There are dozens if not hundreds of studios across London, all whom help contribute to make London the worlds capital for music. I’ve been running Mill Hill Music Complex for the last 34 years, so I know many of the challenges and issues facing studios in London.
There is a widespread belief among some London Music Studios that anything which is bad for the competion is by default good for the business they run. In actual fact, nothing could be further from the truth. There are plenty of customers out there for everyone and there is a chronic undersupply of studio space. What this means is that it is hard for bands to actually secure space for regular rehearsals. When bands cannot get together regularly, they often collapse and this takes customers away. The real competition for studios are the other things people do with there lives. Last year we saw studios empty at times during the olympics, football and the other events. It only takes one member of the band to decide they want to watch Arsenal in the Champions League and a booking will be cancelled. Most bands want to rehearse on a Tues, Weds or Thursday between 8-11. There will never be enough capacity in London for these times. If a band rehearses at another time, it is because they can’t get a slot then usually.
The signed band, week long lock out market is a completely different beast. In our experience, the bands that use us for lockouts prior to tours are ones we have a good relationship with and are professional enough to get their bookings in early. They use us because they know what they are getting and will only shift if we can’t actually book them, which again means that the competition is not an issue.
Whilst some studios are geographically close to each other, most have a decent sized catchment and a ready supply of bands. It is my opinion that studios should work together on common areas of interest. What could these be?
Here are a few:
1. Sharing information about equipment thefts. It suits no one to have customers pilfering equipment.
2. Business rates. If a studio down the road is paying more rates than it needs to, this doesn’t benefit anyone.
3. Dodgy practices by suppliers. We also sell musical equipment and have seen some highly dubious activity from a few suppliers recently.
4. Sharing information about licensing issues etc.
5. Exchange information about local venues etc
6. Exchange information about grants for music related projects.
7. Equipment sales.swaps. We all have spare gear that other studios may have a use for and vice versa.
8. Share info on deals which could save other studios money etc on insurance or banking.
9. Collaborate on gear purchases. One supplier is currently selling 6m guitar leads for £1.86 a lead if you buy 120. If you are paying £2.50 a lead, why not get together with a couple of other studios and take 40 each? That would be over £25 on a £100 purchase. Worth having?
Every studio is unique and has its own vibe. The reason some bands like a studio can be completely unfathomable, but if they are comfortable then that is good. I believe that studios should talk to each other either formally or informally. If a customer gets their gear nicked,let all of the other studios know. If you get your gear nicked, let the other studios know.
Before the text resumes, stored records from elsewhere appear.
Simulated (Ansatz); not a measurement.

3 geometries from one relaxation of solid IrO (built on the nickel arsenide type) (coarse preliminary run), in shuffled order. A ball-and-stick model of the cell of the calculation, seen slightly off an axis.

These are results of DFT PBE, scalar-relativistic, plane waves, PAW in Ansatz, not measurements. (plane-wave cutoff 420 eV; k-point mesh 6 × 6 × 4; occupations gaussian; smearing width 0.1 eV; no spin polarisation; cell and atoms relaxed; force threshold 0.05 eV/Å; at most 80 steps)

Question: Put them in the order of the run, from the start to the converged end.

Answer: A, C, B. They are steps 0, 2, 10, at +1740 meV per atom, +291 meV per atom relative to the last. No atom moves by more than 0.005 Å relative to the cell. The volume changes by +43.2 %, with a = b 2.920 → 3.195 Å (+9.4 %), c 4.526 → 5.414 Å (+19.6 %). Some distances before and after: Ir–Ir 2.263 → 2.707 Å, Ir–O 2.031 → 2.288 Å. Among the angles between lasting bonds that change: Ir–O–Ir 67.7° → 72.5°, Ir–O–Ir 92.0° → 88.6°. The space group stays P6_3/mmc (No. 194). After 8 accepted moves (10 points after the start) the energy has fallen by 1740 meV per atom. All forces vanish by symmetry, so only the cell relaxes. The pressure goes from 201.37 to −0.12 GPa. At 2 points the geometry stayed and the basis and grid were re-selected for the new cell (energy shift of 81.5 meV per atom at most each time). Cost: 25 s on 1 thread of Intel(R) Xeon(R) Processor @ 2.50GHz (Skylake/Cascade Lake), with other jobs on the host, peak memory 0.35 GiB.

Sites like http://www.rehearsalstudioslondon.net/ are a great resource for musicians. If customers don’t like a studi, in this day and age they are savvy enough to find another studio, if they are happy they will stay put. It is up to all of us to figure out how to market ourselves, but why let other studios flush money down the drain.
Every studio has challenges, rent and rates rising, energy costs soaring. We need to pull together and be a bit smarter in how e deal with the rest of the world. Things won’t get any easier.